Content

Voice and tone

Flatpay sounds like an operator who's been in the room — warm, direct, unfussy. The voice doesn't change. The tone does.

Documentedby Derek Fidler

Voice

Voice is what stays the same. Three words to come back to whenever a sentence starts to drift.

Voice 01

Warm

Like the email a colleague sends, not the one Legal sends. We address the user. We use contractions. We don't apologise for being software.

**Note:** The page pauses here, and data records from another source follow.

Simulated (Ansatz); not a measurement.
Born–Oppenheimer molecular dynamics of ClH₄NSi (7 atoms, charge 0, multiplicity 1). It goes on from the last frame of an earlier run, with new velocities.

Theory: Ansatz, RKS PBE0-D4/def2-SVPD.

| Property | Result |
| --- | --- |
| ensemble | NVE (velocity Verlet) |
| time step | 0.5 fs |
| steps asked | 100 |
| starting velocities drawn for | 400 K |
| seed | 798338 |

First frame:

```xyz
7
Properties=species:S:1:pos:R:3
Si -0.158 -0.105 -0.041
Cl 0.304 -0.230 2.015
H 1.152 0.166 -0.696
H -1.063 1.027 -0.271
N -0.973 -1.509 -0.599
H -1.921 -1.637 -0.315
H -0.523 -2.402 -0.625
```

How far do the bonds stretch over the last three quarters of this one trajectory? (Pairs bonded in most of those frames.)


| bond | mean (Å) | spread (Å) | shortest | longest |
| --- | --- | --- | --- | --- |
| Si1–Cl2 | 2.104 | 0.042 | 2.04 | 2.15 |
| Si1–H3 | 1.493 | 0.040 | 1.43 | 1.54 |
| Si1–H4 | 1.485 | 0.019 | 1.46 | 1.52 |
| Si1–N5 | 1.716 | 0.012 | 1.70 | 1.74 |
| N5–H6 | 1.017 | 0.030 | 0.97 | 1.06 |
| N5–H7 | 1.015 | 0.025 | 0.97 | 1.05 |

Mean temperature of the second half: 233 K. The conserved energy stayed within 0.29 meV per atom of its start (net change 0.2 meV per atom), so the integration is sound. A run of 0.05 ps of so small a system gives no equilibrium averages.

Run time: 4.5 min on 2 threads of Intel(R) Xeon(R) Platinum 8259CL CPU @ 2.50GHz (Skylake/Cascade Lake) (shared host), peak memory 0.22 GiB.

We saved your draft. Pick it up whenever.

Voice 02

Direct

Lead with the thing. No throat-clearing. No 'Welcome to'. No 'We're excited to'. The sentence that matters comes first.

Card declined. The bank flagged it as a duplicate.

Voice 03

Unfussy

No marketing hedging, no acronym soup, no sentences that could appear on any other SaaS homepage. If a word is doing decoration, cut it.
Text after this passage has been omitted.